Understanding the Error

The error message:

UnicodeDecodeError: 'charmap' codec can't decode byte 0x9d in position 1: character maps to <undefined>

means:

  • 'charmap': Python is trying to use the system's default character encoding, which is often a legacy encoding like cp1252 on Windows.
  • can't decode byte 0x9d: The specific byte (represented in hexadecimal) 0x9d can not be mapped to a character in the 'charmap' encoding.
  • in position 1: The problematic byte is at the specified position (starting from 0) within the input.
  • character maps to <undefined> The character is not defined in the codec.

Solution 1: Specify the Correct Encoding (UTF-8)

The vast majority of text files today are encoded using UTF-8. The most common and reliable solution is to explicitly specify UTF-8 encoding when opening the file:

with open('example.txt', 'r', encoding='utf-8') as f:
lines = f.readlines()
print(lines)
  • encoding='utf-8': This tells Python to use UTF-8 to decode the file's contents.

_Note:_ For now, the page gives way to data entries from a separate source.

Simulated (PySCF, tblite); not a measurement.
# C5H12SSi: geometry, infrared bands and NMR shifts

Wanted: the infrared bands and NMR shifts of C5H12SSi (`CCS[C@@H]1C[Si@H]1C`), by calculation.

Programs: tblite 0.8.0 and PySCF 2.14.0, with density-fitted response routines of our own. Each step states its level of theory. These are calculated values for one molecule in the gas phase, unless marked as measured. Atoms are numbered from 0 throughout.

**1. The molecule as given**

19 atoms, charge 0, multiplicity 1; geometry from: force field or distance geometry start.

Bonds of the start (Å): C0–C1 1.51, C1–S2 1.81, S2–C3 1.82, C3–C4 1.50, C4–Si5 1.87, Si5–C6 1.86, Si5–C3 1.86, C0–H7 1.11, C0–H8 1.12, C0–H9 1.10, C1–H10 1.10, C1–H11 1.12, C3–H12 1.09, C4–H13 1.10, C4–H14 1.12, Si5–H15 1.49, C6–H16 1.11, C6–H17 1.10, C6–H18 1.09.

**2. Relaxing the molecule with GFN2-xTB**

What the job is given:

Solution 2: Use utf-8-sig for Files with a BOM

Some files (especially those created on Windows) might have a Byte Order Mark (BOM) at the beginning. If you see \ufeff at the start of your output, use utf-8-sig:

with open('example.txt', 'r', encoding='utf-8-sig') as f:
lines = f.readlines()
print(lines)
  • utf-8-sig is a variant of UTF-8 that specifically handles the BOM.

Solution 3: Handling Unknown Encodings (with errors='ignore' or chardet)

If you don't know the file's encoding, you have two main options:

errors='ignore'

You can tell Python to ignore decoding errors. This will result in data loss, but it will prevent the program from crashing.

with open('example.txt', 'r', encoding='utf-8', errors='ignore') as f:
lines = f.readlines()
print(lines) # May contain replacement characters or missing data
  • errors='ignore': This tells Python to skip any bytes it can't decode. This is a last resort as it will lose data.

The chardet Library

The chardet library attempts to detect the encoding of a file. This is not foolproof, but it's often helpful.

pip install chardet
import chardet

with open('example.txt', 'rb') as f: # Open in binary mode for chardet
rawdata = f.read()
result = chardet.detect(rawdata)
encoding = result['encoding']
confidence = result['confidence']
print(f"Detected encoding: {encoding} (confidence: {confidence})")

with open('example.txt', 'r', encoding=encoding) as f: # Open again with correct encoding
lines = f.readlines()
print(lines)
  • chardet.detect() analyzes the raw bytes and returns a dictionary with its best guess for the encoding and a confidence level.
  • Open the file in binary read mode ('rb') when using chardet.
  • Use the detected encoding when you re-open the file in text mode ('r').

Solution 4: Using Other Encodings (If You Know It)

If you know the file is encoded with a specific encoding (e.g., 'latin-1', 'cp437', 'utf-16'), use that encoding directly:

with open('example.txt', 'r', encoding='latin-1') as f:
lines = f.readlines()
print(lines)

with open('example.txt', 'r', encoding='cp437') as f: # Example with cp437
lines = f.readlines()
print(lines)

Finding the File's Encoding (If Unknown)

If you're unsure of the encoding, here are some ways to try and determine it:

Using the file Command (Linux/macOS)

The file command (on Linux/macOS, and available in Git Bash on Windows) can often guess the encoding:

file example.txt
  • Check the result to find which encoding to use.

Using Notepad (Windows)

On Windows, Notepad can sometimes show the encoding:

  1. Open the file in Notepad.
  2. Go to "File" -> "Save As...".
  3. Look at the Encoding dropdown near the bottom of the Save As` dialog. It will show the currently detected encoding.

Conclusion

The UnicodeDecodeError: 'charmap' error almost always indicates an encoding mismatch.

The best solution is to explicitly specify the correct encoding (usually UTF-8) when opening the file using encoding='utf-8' or encoding='utf-8-sig'.

  • If the encoding is unknown, try using the chardet library to detect it, or try common encodings like 'latin-1'.
  • As a last resort, you can ignore errors with errors='ignore', but be aware that this will result in data loss.
  • Always prioritize finding the correct encoding.